Noticed how nowadays everywhere you look people are advertising agile coaching, scrum training, etc? The corporate world’s acceptance – albeit slow – of the need to work differently has (inevitably) brought with it a plethora of startups and consultants ready to take advantage of this shift to make some money. The problem with this, however, is that everyone is so focused on buzzwords, and staying on top of the latest trends, they’ve forgotten what they’re actually trying to achieve.
When you talk to people working in corporates, or the trainers and coaches themselves, you’ll be overwhelmed by the amount of terminology they use. They’re all training in “SAFe, Agile, Scrum, Kanban, Lean, Lean-agile…” – the list is endless. But, maybe it’s time we focus less on the trainers and methodology, and more on what the core concepts of these methodologies are trying to accomplish. I have a few key principles that I like to make sure my teams are working towards, but today I will focus on just one (the most important one in my opinion): Communication.

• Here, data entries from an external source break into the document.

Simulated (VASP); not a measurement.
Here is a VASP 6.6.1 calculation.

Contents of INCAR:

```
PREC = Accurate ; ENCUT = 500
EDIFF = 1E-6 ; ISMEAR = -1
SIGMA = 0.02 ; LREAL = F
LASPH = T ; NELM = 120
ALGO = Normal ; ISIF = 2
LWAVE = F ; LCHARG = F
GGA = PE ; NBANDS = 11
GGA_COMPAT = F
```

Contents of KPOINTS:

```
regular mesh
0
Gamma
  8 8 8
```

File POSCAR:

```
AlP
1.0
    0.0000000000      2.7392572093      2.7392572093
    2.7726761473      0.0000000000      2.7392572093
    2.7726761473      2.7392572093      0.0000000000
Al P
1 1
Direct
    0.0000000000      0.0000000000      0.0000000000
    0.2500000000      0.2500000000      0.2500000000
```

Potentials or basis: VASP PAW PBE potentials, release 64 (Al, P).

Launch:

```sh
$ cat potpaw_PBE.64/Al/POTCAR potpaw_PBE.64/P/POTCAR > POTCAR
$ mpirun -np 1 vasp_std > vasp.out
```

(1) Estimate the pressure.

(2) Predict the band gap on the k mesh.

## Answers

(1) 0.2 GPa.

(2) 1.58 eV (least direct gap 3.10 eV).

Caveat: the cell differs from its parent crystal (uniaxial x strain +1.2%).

Communication is a key aspect of the new world of work. With most of our day spent glued to computer screens, we hardly talk to each other. This has obviously had astonishingly negative outcomes. Firstly, even in cross-functional teams, we tend to form silos that don’t communicate with and help each other. Secondly, the team loses sight of what it’s trying to achieve, as every person becomes an island focused on their tasks and KPIs (don’t even get me started on the topic of KPIs).
Often our natural instinct is to manage upwards. What does this mean? Well, we ensure our managers are aware of what we’re doing, team cadence, blockers, etc. To meet this need, we appoint project owners to make sure that this is being done effectively. However, said project owners never want to give wrong (or bad) news to the “higher-ups”, and therefore there’s always a stick behind project teams to guarantee that this is never the case.
So yes, conforming to a methodology can put some good processes and procedures in place for better communication. But really, the success and effectiveness of these methodologies is reliant on communication as a behaviour rather than an output If you’re practicing Scrum within your team, and the only time people communicate (and I’m not just talking about giving brief updates) is during sprint planning or retrospectives, you’re not truly working towards the key principle of communication. It’s essential that your teammates know what you’re doing and vice versa. This way you can really assist each other and purposefully journey towards the new world of work.